Having an effective, documented and tested disaster recovery plan is one of the most important tools for any IT professional who manages server workloads for their organisation. This is because if things go wrong, you need to have a tried and tested approach to recovering workloads reliably, with a minimal amount of fuss and as quickly as possible.
While there are many important aspects involved in creating a disaster recovery plan it should always start with the development of a Service Catalogue which details each of the services that IT provides to the business along with key information about how those services are delivered and their importance. The concept of a service catalogue comes from the ITIL framework, which is a set of best practices for IT service management.

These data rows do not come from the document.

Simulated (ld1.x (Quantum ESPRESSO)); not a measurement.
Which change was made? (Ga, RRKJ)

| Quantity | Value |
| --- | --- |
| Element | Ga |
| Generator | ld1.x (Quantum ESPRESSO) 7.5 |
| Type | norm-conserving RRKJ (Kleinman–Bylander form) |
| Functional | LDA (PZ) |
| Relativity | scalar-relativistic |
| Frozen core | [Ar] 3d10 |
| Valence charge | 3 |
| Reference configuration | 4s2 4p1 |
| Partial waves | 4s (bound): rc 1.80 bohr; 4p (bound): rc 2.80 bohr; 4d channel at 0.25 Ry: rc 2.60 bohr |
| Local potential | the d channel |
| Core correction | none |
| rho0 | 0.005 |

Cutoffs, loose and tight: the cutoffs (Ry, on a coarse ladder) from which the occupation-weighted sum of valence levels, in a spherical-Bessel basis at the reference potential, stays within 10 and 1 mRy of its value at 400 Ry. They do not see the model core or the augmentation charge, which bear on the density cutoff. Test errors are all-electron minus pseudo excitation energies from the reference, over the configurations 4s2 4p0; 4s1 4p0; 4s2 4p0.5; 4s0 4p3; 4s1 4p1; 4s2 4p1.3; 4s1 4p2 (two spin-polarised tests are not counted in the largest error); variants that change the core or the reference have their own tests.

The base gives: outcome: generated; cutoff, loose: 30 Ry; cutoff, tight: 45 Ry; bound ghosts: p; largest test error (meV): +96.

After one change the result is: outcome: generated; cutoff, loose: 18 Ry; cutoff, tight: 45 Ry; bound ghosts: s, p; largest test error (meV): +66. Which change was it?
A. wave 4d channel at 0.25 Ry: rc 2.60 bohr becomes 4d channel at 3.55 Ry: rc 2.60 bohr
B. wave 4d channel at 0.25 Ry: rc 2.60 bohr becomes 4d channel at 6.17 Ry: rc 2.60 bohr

When creating a service catalogue, don’t fall into the pitfall of just documenting your servers and trying to relate these to services. For example, an email service does not just require a functioning email server, it also requires identity services and networking to be functioning. Therefore, a service catalogue should be created from an end user’s point of view. A good starting point is to speak to the departmental leaders in your business. By asking them what services IT provides to them, you can ensure that you capture all the critical services relied upon by your business. During this process, it is not unusual to discover elements of the service that have been built by the department that IT are not even aware of.
Having identified each of the services that IT deliver to the business you’ll need to build out further information. These includes details of application owners, software vendors contact details and more. In addition to these, two critical areas to discuss with each user department are the Maximum Tolerable Data Loss (MTDL) and Maximum Tolerable Downtime (MTD). MTDL represents the maximum amount of data or transactions the business can afford to lose before facing negative consequences and the MTD refers to the maximum amount of downtime that can be tolerated within the plan.
From these figures, we can agree the Recovery Point Objectives (RPOs) and Recovery Time Objectives (RTOs). The RPO refers to the amount of data loss that can be tolerated within the plan (the maximum time to the last backup or snapshot), while the RTO refers to the maximum amount of downtime that can be tolerated within the plan (how long we have to get a failed service restored and up and running again)
RPO and RTO are important metrics in disaster recovery planning and should be comfortably achievable targets within your DR plan. Your RPO and RTO should be well within the MTDL and MTD to ensure that your business can recover from a disaster as quickly and effectively as possible. Once you have agreed your RPOs and RTOs for each service you can group similar services together to simplify your recovery plan.
It’s also important to regularly review your service catalogue alongside your DR plan. As your business changes and evolves, so too will your IT services. Regularly reviewing your service catalogue and DR plan can help you ensure that you’re still protecting all of the services your business relies upon, and that your DR plan is up to date with any changes.
By linking your RPOs and RTOs to your availability tiers, you can ensure that you have a solid understanding of what needs to be done in the event of a disaster. Remember to ensure you consider system and service dependencies in this planning to ensure everything is able to be recovered in the right order.
In conclusion, having a service catalogue is a critical first step in building an effective disaster recovery solution. By starting with a service catalogue, you can ensure that you capture all the key services relied upon by your business and build out the necessary information to create availability tiers with linked RPOs and RTOs. With a well-thought-out disaster recovery plan in place, you can be confident that you’ll be able to recover workloads quickly and with minimal fuss in the event of a disaster.
Service Name | Service Description | Related Servers and Services | Application Owners | Maximum Tolerable Data Loss (MTDL) | Maximum Tolerable Downtime (MTDT | Availability Tier | Recovery Point Objective (RPO) | Recovery Time Objective (RTO) |
Example Service 1 | A description of the service, including what it does and who it’s for. | A list of any servers or services that are related to this service. | The name of the person or team who owns this application. | The amount of data loss that can be tolerated within the plan for this service. | The maximum amount of downtime that can be tolerated within the plan for this service. | The availability tier for this service, e.g., mission-critical, important, or less important. | The amount of data loss that can be tolerated within the plan for this service. | The maximum amount of downtime that can be tolerated within the plan for this service. |
Example Service 2 | A description of the service, including what it does and who it’s for. | A list of any servers or services that are related to this service. | The name of the person or team who owns this application. | The amount of data loss that can be tolerated within the plan for this service. | The maximum amount of downtime that can be tolerated within the plan for this service. | The availability tier for this service, e.g., mission-critical, important, or less important. | The amount of data loss that can be tolerated within the plan for this service. | The maximum amount of downtime that can be tolerated within the plan for this service. |